Consider your Master Data Management repository is the human body… if you put good, clean, healthy data into it then it's going to work really well. You are going to have the right data in the right place, the right processes will work, you will make the right decisions on the data.
However, if you feed your system with rubbish, with poor quality data or missing data parts, or perhaps the wrong data in the field then you're going to start having things go wrong. Processes fall over and you are going to upset customers or suppliers. Production lines might have to stop because you don't have the right information or the right parts. Things will start to go wrong and unravel pretty quickly.

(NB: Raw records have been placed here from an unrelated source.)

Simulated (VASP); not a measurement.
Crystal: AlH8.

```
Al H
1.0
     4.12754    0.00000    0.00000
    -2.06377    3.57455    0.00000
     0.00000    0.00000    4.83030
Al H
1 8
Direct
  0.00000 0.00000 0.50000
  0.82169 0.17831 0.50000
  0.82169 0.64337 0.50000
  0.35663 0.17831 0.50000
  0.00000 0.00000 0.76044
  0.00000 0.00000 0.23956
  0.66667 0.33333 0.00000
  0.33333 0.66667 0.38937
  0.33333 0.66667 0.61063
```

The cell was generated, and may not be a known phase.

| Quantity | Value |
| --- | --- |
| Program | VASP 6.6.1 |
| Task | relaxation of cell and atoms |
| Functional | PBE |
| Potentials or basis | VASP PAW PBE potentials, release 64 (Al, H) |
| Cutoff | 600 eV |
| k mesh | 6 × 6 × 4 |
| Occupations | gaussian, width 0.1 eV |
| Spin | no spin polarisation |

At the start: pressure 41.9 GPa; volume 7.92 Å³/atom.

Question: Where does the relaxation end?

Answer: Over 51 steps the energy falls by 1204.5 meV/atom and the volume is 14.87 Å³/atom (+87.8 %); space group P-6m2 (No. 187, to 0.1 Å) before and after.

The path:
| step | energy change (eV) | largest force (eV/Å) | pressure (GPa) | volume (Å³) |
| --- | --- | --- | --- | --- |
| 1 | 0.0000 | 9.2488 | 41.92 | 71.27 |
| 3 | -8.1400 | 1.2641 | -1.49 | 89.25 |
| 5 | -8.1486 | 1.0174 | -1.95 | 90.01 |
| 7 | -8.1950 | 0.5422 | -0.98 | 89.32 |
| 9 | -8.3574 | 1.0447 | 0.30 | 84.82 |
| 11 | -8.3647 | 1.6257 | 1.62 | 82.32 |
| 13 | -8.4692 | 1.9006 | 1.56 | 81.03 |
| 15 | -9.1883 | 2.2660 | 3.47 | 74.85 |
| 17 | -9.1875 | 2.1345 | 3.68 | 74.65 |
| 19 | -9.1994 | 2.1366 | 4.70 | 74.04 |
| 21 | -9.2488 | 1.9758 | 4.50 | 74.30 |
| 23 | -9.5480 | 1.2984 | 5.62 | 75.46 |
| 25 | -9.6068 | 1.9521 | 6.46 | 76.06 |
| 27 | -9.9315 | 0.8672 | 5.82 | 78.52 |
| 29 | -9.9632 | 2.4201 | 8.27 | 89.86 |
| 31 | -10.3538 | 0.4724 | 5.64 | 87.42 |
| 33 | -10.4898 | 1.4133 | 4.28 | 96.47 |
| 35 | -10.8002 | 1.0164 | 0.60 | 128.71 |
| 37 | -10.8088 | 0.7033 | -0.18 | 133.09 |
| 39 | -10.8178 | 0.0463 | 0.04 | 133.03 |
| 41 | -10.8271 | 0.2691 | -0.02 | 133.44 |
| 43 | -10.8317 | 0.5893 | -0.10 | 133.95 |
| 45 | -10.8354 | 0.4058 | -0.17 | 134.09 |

You may be thinking that seems a little dramatic but that is based on real life experience, and I have three scenarios that I have really genuinely seen happen as a result of people trying to Master Data Management without Data Governance in place.
Scenario One
In these instances, the data migration onto your new Master Data Management solution has gone well. You've had a team of analysts on their project who have worked hard to map the data, to migrate it, to make sure it was good enough quality to go into your new system. All goes well; you have a successful go live, everything is looking really good. But what I can tell you in these circumstances, if you haven't put in place data governance to protect and proactively manage that data, over time it starts going wrong.
People will start using fields for slightly different things, or people want to change things but there's no process for agreeing to do that, and so perhaps things can't get changed and users get frustrated. Or perhaps things do get changed, because you just ask the friendly person in IT and they agree with you and change it, but you cause problems for other people because neither of you understood the downstream impact of making that change. And slowly but surely, over time, without Data Governance in place your MDM solution becomes poor quality, and I can promise you, your users will start complaining about it.
Scenario Two
The second scenario I have seen is where the data migration to begin with never even happens. It fails and you fall at that first hurdle. In this scenario, there usually hasn’t been enough engagement with business users and the business hasn’t done enough analysis, or any data quality assessment.
That means we don’t even get to your successful go live that I was describing in the first scenario. In this situation, you can't even get your data to go successfully into the Master Data Management solution.
Now, in one real life instance where I came across this, it actually was the weekend before the ‘go live’ when they had a dress rehearsal for the data migration and they found so many issues with the data either not being mapped correctly, or it was too poor quality to actually go into the target system, that they actually abandoned it and the whole programme was put on hold with only one week to ‘go live’.
If you're in the middle of a Master Data Management Programme at the moment, you know as well as I do these are not cheap programmes, and this whole programme was put on hold for 18 months before they managed to get the business case approved to restart it. They had invested a lot of time and effort and significant amounts of money, and it nearly all got wasted! And of course they had all the additional costs of the rework needed to fix the data.
Scenario Three
In this scenario, the data is not quite as bad as in the second scenario so we can actually get it into the Master Data Management solution. It has some niggles and some problems, but surely it will alright?! I like to describe this as shoehorning the data into your new MDM system. We just keep pushing and pushing the data until it will eventually load into our new Master Data Management system. The attitude is that once it's in there, the business can fix it and it doesn’t need to be done as part of the project.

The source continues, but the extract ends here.